Despite the pundits who have written its epitaph and the latter-day refugees who have fled its confines for the half-acre suburban estate, the city neighborhood has endured as an idea central to American culture. In A Nation of Neighborhoods , Benjamin Looker presents us with the city neighborhood as both an endless problem and a possibility.
Looker investigates the cultural, social, and political complexities of the idea of “neighborhood” in postwar America and how Americans grappled with vast changes in their urban spaces from World War II to the Reagan era. In the face of urban decline, competing visions of the city neighborhood’s significance and purpose became proxies for broader debates over the meaning and limits of American democracy. By studying the way these contests unfolded across a startling variety of genres—Broadway shows, radio plays, urban ethnographies, real estate documents, and even children’s programming—Looker shows that the neighborhood ideal has functioned as a central symbolic site for advancing and debating theories about American national identity and democratic practice.
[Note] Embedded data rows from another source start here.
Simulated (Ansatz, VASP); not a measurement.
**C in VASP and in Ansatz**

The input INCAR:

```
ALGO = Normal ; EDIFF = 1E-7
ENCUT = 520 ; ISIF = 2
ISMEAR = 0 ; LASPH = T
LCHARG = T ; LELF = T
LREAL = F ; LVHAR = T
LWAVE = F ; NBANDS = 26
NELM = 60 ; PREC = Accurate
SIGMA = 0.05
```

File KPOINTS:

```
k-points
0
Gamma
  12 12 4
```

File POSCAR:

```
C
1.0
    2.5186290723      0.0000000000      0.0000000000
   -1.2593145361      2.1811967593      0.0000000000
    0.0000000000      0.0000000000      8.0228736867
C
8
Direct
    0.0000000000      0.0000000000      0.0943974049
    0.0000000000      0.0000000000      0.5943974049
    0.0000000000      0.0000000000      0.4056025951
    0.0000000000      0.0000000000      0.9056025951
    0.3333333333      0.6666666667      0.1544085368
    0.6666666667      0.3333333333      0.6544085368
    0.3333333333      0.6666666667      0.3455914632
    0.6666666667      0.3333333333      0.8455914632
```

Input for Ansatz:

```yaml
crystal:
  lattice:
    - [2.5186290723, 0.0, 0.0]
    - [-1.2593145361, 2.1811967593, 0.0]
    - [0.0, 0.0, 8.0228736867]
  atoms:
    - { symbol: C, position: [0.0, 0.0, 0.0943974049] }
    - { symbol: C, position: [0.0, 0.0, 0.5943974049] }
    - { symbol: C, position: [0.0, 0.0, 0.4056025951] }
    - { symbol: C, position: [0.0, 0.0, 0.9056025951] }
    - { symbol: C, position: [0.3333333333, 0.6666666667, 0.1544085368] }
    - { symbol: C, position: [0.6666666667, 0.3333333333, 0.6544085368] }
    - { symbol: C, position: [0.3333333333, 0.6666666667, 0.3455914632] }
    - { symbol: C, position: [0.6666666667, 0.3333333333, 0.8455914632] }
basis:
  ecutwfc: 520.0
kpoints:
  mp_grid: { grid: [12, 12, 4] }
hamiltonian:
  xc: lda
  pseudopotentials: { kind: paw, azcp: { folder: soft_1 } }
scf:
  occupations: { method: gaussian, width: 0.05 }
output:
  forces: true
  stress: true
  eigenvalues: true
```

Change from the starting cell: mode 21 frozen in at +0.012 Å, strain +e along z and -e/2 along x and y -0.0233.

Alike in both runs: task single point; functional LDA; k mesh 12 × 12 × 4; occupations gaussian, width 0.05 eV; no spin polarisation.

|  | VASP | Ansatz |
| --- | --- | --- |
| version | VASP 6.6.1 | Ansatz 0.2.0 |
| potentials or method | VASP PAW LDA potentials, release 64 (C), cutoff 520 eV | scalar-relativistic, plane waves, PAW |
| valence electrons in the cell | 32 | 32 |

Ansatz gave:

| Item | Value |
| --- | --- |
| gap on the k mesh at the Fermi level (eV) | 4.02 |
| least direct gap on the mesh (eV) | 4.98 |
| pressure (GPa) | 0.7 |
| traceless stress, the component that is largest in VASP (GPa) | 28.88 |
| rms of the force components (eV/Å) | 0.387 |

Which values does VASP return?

I took one of Dr. Looker’s course at Saint Louis University and each lecture was full of primary and secondary sources, and his enthusiasm for his subjects was astonishing and resulted in great classes. This book is an excellent analysis of the development of neighborhood level activism, culture, institutions, and so much more. It’s a dense read because Looker puts so much thought and detail into each sentence let alone each chapter, but it’s worth it if you are looking for a rich source of American history and culture in the mid-20th century.
Looker traced neighborhoods through the mid century, often blending sources in politics, art, and activism. Nothing bad, but not particularly compelling; disjointed.